BAGHDAD (Reuters) - Islamic State militants have restated their loyalty to the group’s leader Abu Bakr al-Baghdadi, in what is believed to be their first public pledge of allegiance to him since his “caliphate” in Syria and Iraq collapsed last year.
The group continues to carry out bombings, ambushes and assassinations in both countries, as well as in Libya. However, Baghdadi’s whereabouts have been unknown since the cross-border “caliphate” he declared in 2014 disintegrated with the fall of Mosul and Raqqa, its strongholds in Iraq and Syria respectively.
“To infuriate and terrorise the infidels, we renew our pledge of loyalty to the commander of the faithful and the caliph of the Muslims, the mujahid sheikh Abu Bakr al-Baghdadi al-Hussaini al-Qurashi may god preserve him,” militants said in a statement posted on their social media groups.
Hisham al-Hashimi, who advises several governments including Iraq’s on Islamic State affairs, said this was the first known pledge of loyalty to Baghdadi since Iraqi forces recaptured Mosul in July and an alliance of Kurdish and Arab militias took Raqqa in November, in both cases backed by a U.S.-led coalition.
There have been conflicting reports over whether Baghdadi, an Iraqi, is still alive.
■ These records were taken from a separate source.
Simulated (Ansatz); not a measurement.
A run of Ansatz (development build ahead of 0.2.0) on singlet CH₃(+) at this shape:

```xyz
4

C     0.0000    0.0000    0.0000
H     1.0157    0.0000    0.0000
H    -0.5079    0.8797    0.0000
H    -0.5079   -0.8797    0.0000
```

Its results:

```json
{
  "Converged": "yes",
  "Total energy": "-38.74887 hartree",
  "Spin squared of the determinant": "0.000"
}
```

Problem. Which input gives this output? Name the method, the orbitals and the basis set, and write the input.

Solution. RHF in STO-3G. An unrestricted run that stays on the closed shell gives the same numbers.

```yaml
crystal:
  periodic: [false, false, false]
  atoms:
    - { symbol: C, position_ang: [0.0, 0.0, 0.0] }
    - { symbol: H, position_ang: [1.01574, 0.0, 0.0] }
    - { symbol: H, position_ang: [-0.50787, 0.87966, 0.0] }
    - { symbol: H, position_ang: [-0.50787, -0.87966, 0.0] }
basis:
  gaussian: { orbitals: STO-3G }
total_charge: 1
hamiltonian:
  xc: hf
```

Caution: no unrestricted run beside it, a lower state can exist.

However, Hashimi told Reuters that he was believed to be hiding in the vast desert area that straddles the Syria-Iraq border,
U.S. airstrikes killed most of his top lieutenants, including Islamic State’s “war minister” Abu Omar al-Shishani, “governor of the Iraqi region” Abu Muslim al-Turkmani, group spokesman Abu Mohammed al-Adnani and “governor for Syria” Abu Ali al-Anbari.